FACTORY CHILDREN.

In our educational movements, we early opened Night-schools for the poor children. During the winter of 1870-71, we had some eleven in operation, reaching a most interesting class of children—those working hard from eight to ten hours a day, and then coming with passionate eagerness for schooling in the evening.

The experience gained in these schools still further developed the fact, already known to us, of the great numbers of children of tender years in New York employed in factories, shops, trades, and other regular occupations. A child put at hard work in this way, is, as is well known, stunted in growth or enfeebled in health. He fails also to get what is considered as indispensable in this country for the safety of the State, a common-school education. He grows up weak in body and ignorant or untrained in mind. The parent or relative wants his wages, and insists on his laboring in a factory when he ought to be in an infant-school. The employer is in the habit of getting labor where he can find it, and does not much consider whether he is allowing his little employes the time and leisure sufficient for preparing themselves for life. He excuses himself, too, by the plea that the child would be half-starved or thrown on the Poor-house but for this employment.

The universal experience is, that neither the benevolence of the manufacturer nor the conscience of the parent will prevent the steady employment of children of tender years in factory work, provided sufficient wages be offered. Probably, if the employer were approached by a reasonable person, and it was represented what a wrong he was doing to so young a laborer, or the parent were warned of his responsibility to educate a child he had brought into the world, they would both agree to the reasonableness of the position, and attempt to reform their ways. But the necessities of capital on the one side, and the wants of poverty on the other, soon put the children again at the loom, the machine, and the bench, and the result is—masses of little ones, bent and wan with early trial, and growing up mere machines of labor. England has found the evil terrible, and, during the past ten or fifteen years, has been legislating incessantly against it; protecting helpless infancy from the tyranny of capital and the greed of poverty, and securing a fair growth of body and mind for the children of the laboring poor.

There is something extremely touching in these Night-schools, in the eagerness of the needy boys and girls who have been toiling all day, to pick up a morsel of knowledge or gain a practical mental accomplishment. Their occupations are legion. The following are extracts from a recent report of one of our visitors on this subject. At the Crosby-street School, he says:—

"There were some hundred children; their occupations were as follows: They put up insect-powder, drive wagons, tend oyster-saloons; are tinsmiths, engravers, office-boys, in type-founderies, at screws, in blacksmith-shops; make cigars, polish, work at packing tobacco, in barber-shops, at paper-stands; are cashboys, light porters, make artificial flowers, work at hair; are errand-boys, make ink, are in Singer's sewing-machine factory, and printing-offices; some post bills, some are paint-scrapers, some peddlers; they pack snuff, attend poultry-stands at market, in shoe-stores and hat-stores, tend stands, and help painters and carpenters.
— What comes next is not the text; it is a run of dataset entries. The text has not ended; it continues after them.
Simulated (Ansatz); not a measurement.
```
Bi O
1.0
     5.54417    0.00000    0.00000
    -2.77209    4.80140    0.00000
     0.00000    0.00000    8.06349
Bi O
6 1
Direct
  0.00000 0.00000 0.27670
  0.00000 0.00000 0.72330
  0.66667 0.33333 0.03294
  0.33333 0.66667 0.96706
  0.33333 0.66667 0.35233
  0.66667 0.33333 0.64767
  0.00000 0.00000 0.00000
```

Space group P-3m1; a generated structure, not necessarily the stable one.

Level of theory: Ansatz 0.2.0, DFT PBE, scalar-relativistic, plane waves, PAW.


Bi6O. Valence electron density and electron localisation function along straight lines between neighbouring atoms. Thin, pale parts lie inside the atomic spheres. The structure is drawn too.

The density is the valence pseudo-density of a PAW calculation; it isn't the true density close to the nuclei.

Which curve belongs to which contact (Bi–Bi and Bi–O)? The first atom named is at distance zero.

"At the Fifth-ward School (No. 141 Hudson Street), were fifty boys and girls. One of them, speaking of her occupation, said: 'I work at feathers, cutting the feathers from cock's tails. It is a very busy time now. They took in forty new hands today. I get three dollars and fifty cents a week; next week I'll get more. I go to work at eight o'clock and leave off at six. The feathers are cut from the stem, then steamed, and curled, and packed. They are sent then to Paris, but more South and West.' One boy said he worked at twisting twine; another drove a 'hoisting-horse,' another blacked boots, etc.

"At the Eleventh-ward School, foot of East Eleventh Street, there was an interesting class of boys and girls under thirteen years of age. One boy said he was employed during the day in making chains of beads, and says that a number of the boys and girls present are in the same business. Another said he worked at coloring maps. Another blows an organ for a music-teacher.

"At the Lord School, No. 207 Greenwich Street, the occupations of the girls were working in hair, striping tobacco, crochet, folding paper collars, house-work, tending baby, putting up papers in drug-store, etc, etc."

In making but a brief survey of the employment of children outside of our schools, we discover that there are from one thousand five hundred to two thousand children, under fifteen years of age, employed in a single branch—the manufacture of paper collars—while of those between fifteen and twenty years, the number reaches some eight thousand. In tobacco-factories in New York, Brooklyn, and the neighborhood, our agents found children only four years of age—sometimes half a dozen in a single room. Others were eight years of age, and ranged from that age up to fifteen years. Girls and boys of twelve to fourteen years earn from four dollars to five dollars a week. One little girl they saw, tending a machine, so small that she had to stand upon a box eighteen inches high to enable her to reach her work. In one room they found fifty children; some little girls, only eight years of age, earning three dollars per week. In another, there were children of eight and old women of sixty, working together. In the "unbinding cellar" they found fifteen boys under fifteen years. Twine-factories, ink-factories, feather, pocket-book, and artificial-flower manufacture, and hundreds of other occupations, reveal the same state of things.